The new rules, published in the Federal Register on Thursday and which would go into effect on 9 May, are meant to provide the 2.2 million nonpartisan civil servants who staff the executive branch with more defined protections that cannot be easily stripped away by presidential fiat.

They were inspired by an October 2020 executive order issued by Mr Trump which created a new category of federal employee known as “Schedule F” which encompassed anyone working in what the order described as  “confidential, policy-determining, policy-making, or policy-advocating positions” — a classification that had generally been reserved for the political appointees who come and go with each change in administration.

According to experts, this could have encompassed most of the non-partisan experts — scientists, doctors, lawyers, economists — who are supposed to advise and inform policymakers in a way that is fact-driven and devoid of politics. The order stripped most civil service protections from these employees, allowing them to be fired without cause.

Joe Biden rescinded Mr Trump’s order as one of his first official acts after taking office, and he has repeatedly called for Congress to enact stronger civil service protections into law to prevent future presidents from attempting what Mr Trump tried to do with Schedule F.

But Mr Trump, who is currently the Republican Party’s presumptive nominee in what is set to be a rematch of the 2020 presidential election against Mr Biden, has repeatedly vowed to revive the policy if he is returned to the White House next January.

In a 2022 speech to the right-wing America First Policy Institute, the ex-president said it must become “much easier to fire rogue bureaucrats who are deliberately undermining democracy or at a minimum just want to keep their jobs”.

Invoking the “Schedule F” order, he promised to use it to “drain the swamp and root out the deep state” in a second term.

Because Congress has not taken up legislation to prohibit such actions, the new Office of Personnel Management regulations are meant to fill in the gap by making it much more difficult for a future president to use a policy such as Schedule F to reclassify whole swaths of employees into more easily removable categories.

The regulations state that a federal worker’s civil service protections can’t be removed by reclassifying them into a different personnel schedule and specifically classify “employees in confidential, policy-determining, policy-making or policy-advocating positions” as non-career political appointees — not civil servants.

It also establishes a process by which an employee whose position is reclassified into a non-career category can appeal to the Merit Systems Protection Board, an independent agency which hears disputes over possible violations of US civil service rules.

In a statement, Mr Biden said his administration was rolling out new “protections for 2.2 million career civil servants from political interference” for the purpose of ensuring that federal workers “can carry out their responsibilities in the best interest of the American people”.

He called the new regulations “a step toward combatting corruption and partisan interference to ensure civil servants are able to focus on the most important task at hand: delivering for the American people”.

“Day in and day out, career civil servants provide the expertise and continuity necessary for our democracy to function. They provide Americans with life-saving and life-changing services and put opportunity within reach for millions. That’s why since taking office, I have worked to strengthen, empower, and rebuild our career workforce,” he said.
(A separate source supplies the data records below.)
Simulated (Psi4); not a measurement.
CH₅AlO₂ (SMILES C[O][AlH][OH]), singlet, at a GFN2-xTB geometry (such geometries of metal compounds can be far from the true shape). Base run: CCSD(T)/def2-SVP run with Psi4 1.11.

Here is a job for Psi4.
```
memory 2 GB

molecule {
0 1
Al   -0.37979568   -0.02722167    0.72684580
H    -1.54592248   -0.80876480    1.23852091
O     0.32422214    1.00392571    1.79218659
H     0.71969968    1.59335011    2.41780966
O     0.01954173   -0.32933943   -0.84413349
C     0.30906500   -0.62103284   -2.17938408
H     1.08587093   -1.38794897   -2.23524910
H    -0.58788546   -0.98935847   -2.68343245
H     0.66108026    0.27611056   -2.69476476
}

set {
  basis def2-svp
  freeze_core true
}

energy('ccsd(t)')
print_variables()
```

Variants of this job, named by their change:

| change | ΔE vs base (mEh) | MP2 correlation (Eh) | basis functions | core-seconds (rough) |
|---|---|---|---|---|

Rob Shriver, the deputy director of the Office of Personnel Management, told reporters that officials are “confident that our final rule is the best reading of civil service statutes and is grounded in the civil service in the statutory language, congressional intent, legislative history and decades of applicable case law and practice”.

“The rule is strong, it will help to ensure the rights employees earned as envisioned by Congress when it enacted the Civil Service Reform Act in 1978 and expanded and strengthened those protections through subsequent enactments,” he said.

Everett Kelley, the president of the American Federation of Government Employees — the largest labour union representing federal workers — also praised Mr Biden for issuing the new regulations in a statement of his own on Thursday.

“President Biden’s action reinforces and clarifies federal employees’ due process rights and civil service protections, strengthening the apolitical civil service and hampering efforts to return the government to a corrupt spoils system,” he said.

Mr Kelley also warned that Mr Trump and other like-minded Republicans “would support stripping hundreds of thousands of federal employees of their civil service rights and protections and turning them into at-will workers who could be hired or fired at any time for political reasons” if returned to power.

He said their preferred course of action “would undermine our democratic, nonpartisan government and take us back to the 19th century when civil servants were hired based on political loyalty rather than professional ability”.

“One reason for the stability of our federal government is the fact that federal employees continue doing their jobs and serving the American public even as political administrations come and go. Turning positions that demand technical expertise into political appointments filled based on partisan loyalty would undermine this fundamental tenet of our government and lead to chaos and corruption,” he said.